It’s been months in the planning, but Durham Book Festival 2014 is finally here. The festival starts today with the exciting announcement of the Gordon Burn Prize. The audience of guests, publishers, shortlisted authors and VIPs will learn who’s won from this year’s exceptional shortlist of six writers testing the boundaries of their chosen genre, in the spirit of the late Newcastle-born author and journalist Gordon Burn.
The ceremony will kick off nine packed days of events at venues across Durham City. With a third of events already sold out, and the headline events close to reaching their 500-seat capacity, this year’s book festival is already the most successful, before it even starts. Some events sold out within a matter of days of going on sale, including veteran Labour MP Dennis Skinner talking about his political career, and festival stalwart Chris Mullin leading a tribute to Tony Benn.
Festival manager Rebecca Wilkie said: “We’ve been so pleased with the response from both regular and new audience members for this year’s festival. We try to programme something to suit most tastes – from Mercury-shortlisted musician and performance poet Kate Tempest to established literary novelists like Linda Grant and issues-based speakers like Laura Bates on Everyday Sexism – so it’s heartening to see these events are clearly in demand and tickets selling so well.

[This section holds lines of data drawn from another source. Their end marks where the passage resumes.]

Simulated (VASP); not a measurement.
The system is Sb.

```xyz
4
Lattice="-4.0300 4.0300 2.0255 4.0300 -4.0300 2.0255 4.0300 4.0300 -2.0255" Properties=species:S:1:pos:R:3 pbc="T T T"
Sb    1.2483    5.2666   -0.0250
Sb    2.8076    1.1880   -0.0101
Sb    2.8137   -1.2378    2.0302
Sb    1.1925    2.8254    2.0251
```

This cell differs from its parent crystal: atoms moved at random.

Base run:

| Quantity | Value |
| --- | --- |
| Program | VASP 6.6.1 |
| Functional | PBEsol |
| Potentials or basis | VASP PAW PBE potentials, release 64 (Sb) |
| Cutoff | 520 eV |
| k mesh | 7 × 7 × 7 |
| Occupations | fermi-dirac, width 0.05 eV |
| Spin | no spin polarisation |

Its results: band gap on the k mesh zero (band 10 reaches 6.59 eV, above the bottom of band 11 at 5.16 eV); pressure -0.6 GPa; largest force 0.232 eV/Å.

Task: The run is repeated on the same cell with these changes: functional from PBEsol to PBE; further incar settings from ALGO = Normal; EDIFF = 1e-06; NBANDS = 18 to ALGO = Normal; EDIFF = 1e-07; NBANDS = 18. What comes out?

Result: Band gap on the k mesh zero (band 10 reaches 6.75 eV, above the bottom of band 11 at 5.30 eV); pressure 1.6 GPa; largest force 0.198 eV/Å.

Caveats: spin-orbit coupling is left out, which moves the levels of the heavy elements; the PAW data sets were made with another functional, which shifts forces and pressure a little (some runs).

“We’re also really proud of the events for children and young adults this year. The Worst Princess started touring County Durham a fortnight ago and the feedback from audiences – many of whom have never been to a theatre performance before – has been wonderful. I can’t wait to see it in the sold out Durham Town Hall on Sunday 12 October.”
Headliners at this year’s festival include Sheila Hancock, one of the UK’s best loved actors, who will be talking about her first novel, Miss Carter’s War, a portrait of post-war Britain through the eyes of one woman. Also speaking will be Kate Adie, who will talk about World War I through the eyes of women. She will be followed by War Correspondents, a piece of new theatre co-commissioned by festival producers New Writing North, which combines song, testimonies and performance to tell the stories of journalists reporting from war zones. Both events will take place in the stunning setting of Durham Cathedral.
For younger readers, actor and former Strictly Come Dancing contestant Mark Benton will be bringing the Durham Book Festival’s Big Read to life by reading extracts from The Wind in the Willows, which Durham Book Festival distributed 1,000 free copies of across the whole of County Durham, through schools, community centres and libraries. For very young audience members (and their families), New Writing North has commissioned a musical theatre adaptation of the picture book The Worst Princess by Anna Kemp and illustrated by Sara Ogilvie.
The Worst Princess will tour to libraries, arts centres and community centres across County Durham and South East Northumberland as well as Manchester Literature Festival and Sheffield Off the Shelf Festival. This new production follows on from last year’s My Granny Is A Pirate, adapted from Val McDermid’s first picture book, which visited 30 venues around County Durham and beyond, giving 35 performances. 78% of those who attended performances were first-time attenders for performances at the venues and the feedback was outstanding.
Durham Book Festival has also commissioned a number of new pieces of work, which will be presented during the festival week. These include a piece by Anne McElvoy, public policy editor at The Economist, looking at the impact of the miners’ strike, 30 years on, as she revisits Easington with photographer Keith Pattison, who documented the strike there in 1984. Stuart Maconie will talk about his journey across County Durham, the people he met and the stories they told, and Michael Chaplin follows in the footsteps of his late father, Sid Chaplin, undertaking seven walks between Holy Island and Durham city. Michael will be considering whether the North East is still the coherent region it was in his father’s time in the 1950s, and what its future might be.
The festival is also delighted to host poet Paul Farley as this year’s Festival Laureate, a position which is made possible with support from Durham University. As Festival Laureate, Paul will be writing a new poem for the festival, which will be performed there for the first time, and will also be doing a special event for students at Durham University as well as a visit to a school.